After all, what else would prompt seemingly normal, law-abiding people to strike and hurl threats and racial slurs at anti-Trump protesters? 

But social psychologist Clifford Stott says that evoking the myth of the mindless mob only serves to obscure the underlying causes of what's taking place here. 

Stott, a professor at Keele University in the U.K., who specializes in understanding crowds and public order policing, dislikes the term "mob mentality."

"It tends to imply that people are mindless in these contexts, and what Donald Trump's doing is provoking that mindlessness. But I think that misses the point, because it's not mindless," he said. 

The term "assumes it as an aberration of the crowd, when actually, it's much, much worse than that. It's actually an outcome of the ideology that's come from the Trump campaign."

People who engage in crowd-based violence — whether they are protesters or sports fans or presidential candidate supporters — don't lose their identity and succumb to base animal instincts, he said. Rather, they are motivated by a strong sense of "social identity."

"In this kind of environment, people are acting not in terms of an individual identity," he said. "They're acting in terms of a sense of themselves as Trump supporters. And with that sense of identity, they can act collectively."

A weekend of violence 

Tensions between supporters and protesters at Trump rallies reached new heights over the weekend. On Saturday, a protester rushed the stage at a rally outside of Dayton, Ohio, forcing Secret Service agents to leap on stage and form a protective circle around the candidate.

In Cleveland, protester Brandon Krapes said he was punched repeatedly after he held up his sign, which said, "Trump: Making America Racist Again." 

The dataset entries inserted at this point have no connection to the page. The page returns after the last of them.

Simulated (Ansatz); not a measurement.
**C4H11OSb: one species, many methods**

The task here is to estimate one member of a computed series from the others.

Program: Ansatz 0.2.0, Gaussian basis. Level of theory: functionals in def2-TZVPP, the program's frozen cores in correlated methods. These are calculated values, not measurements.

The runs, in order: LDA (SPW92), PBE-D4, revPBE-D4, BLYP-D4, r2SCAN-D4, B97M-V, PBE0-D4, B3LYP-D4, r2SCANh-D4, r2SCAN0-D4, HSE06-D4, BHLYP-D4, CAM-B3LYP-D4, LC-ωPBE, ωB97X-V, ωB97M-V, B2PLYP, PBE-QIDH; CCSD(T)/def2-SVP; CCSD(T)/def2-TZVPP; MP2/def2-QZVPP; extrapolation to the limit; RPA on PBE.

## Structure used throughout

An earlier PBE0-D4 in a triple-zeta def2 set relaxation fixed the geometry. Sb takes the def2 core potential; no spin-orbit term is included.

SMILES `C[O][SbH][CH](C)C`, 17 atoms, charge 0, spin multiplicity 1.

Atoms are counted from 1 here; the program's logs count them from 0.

At a rally in North Carolina, an older white Trump supporter was caught on video punching a younger black protester as police led him out of a rally. The supporter, later charged with assault, told an interviewer the next time he confronted a protester, "We might have to kill him."

Meanwhile, Trump said he had instructed his people to look into paying the legal fees of the man who was arrested.

Sarah Kendzior, a reporter and anthropologist who recently covered a Trump rally in St. Louis, Mo., on Friday for the Guardian newspaper, witnessed these types of clashes first hand. 

She told CBC News that she watched Trump supporters transform from kind, polite individuals into an angry, racist mob.

Rather than be sequestered with the other media, Kendzior bought a ticket for the campaign event and stood in line, posing as a Trump supporter in order to get a fly-on-the-wall perspective. 

Protesters against Trump rally ahead of his speech at the Peabody Opera House in St. Louis, Mo., March 11. Journalist Sarah Kendzior told CBC News the situation outside the rally escalated quickly. (Aaron P. Bernstein/Reuters)

"They were absolutely ordinary people ... like the people that I see in St. Louis every day," she said. "People were kind and they were going out of their way for each other. There were people there caring for elderly relatives. There were people there caring for children."

But the event was overbooked, and she found herself stuck in the plaza outside the Peabody Opera House venue with more than a thousand frustrated Trump supporters. 

Then came the protesters, chanting anti-Trump slogans. 

"And then the individuals in line who had been so polite and friendly just descended upon them — they were just screaming, they were getting in fist fights, they often used racial slurs," she said.

Security confronts a protester, left, as Trump speaks during the campaign rally in St. Louis Friday. (Seth Perlman/Associated Press)

Kendzior says there were probably a lot of factors at play that caused the violence to erupt — frustration at being barred from the event, rampant unemployment on both sides, and deep racial tensions still brewing from the Black Lives Matter protests that rocked the state not so long ago

The protesters, she noted, were racially diverse. She'd seen many of them before when she covered the protests in Ferguson, Mo., over a police shooting there of an unarmed black man. The Trump supporters, on the other hand, were mostly white and supportive of the police. 

"Things got vicious and violent very quickly," she said.

Power and legitimacy 

From his perspective, Stott acknowledges that people do things in a crowd they would never dream of doing on their own. It comes down to  two factors, he says — legitimacy and power.

Legitimacy means the people around you fuel the sense that what you're doing is acceptable, while power means having the might of the crowd at your back.

Trump supporters, left, face off with protesters after a rally on the campus of the University of Illinois-Chicago was cancelled due to security concerns Friday. (Charles Rex Arbogast/Associated Press)

"Together, that sense of unity is deeply empowering for people," he says. "They feel like they're surrounded by others who give them active support.

"So you get that sense that it's legitimate to assault other people and also that sense that it's possible to do it, because I'm surrounded by other people like me."

But the crowd is also given power and legitimacy by their leader, he said. 

Both Stott and Kendzior say Trump's anti-protester rhetoric and offers to the pay the legal fees of attackers only fuels the flames.

"When you have that sense of protection, that you're surrounded by a crowd of like-minded people acting in a hateful way, and that you have this leader who's encouraging you to act in a hateful way, then I think that brings something out in people and makes them behave in an anti-social and violent way that you normally wouldn't in everyday life," Kendzior said.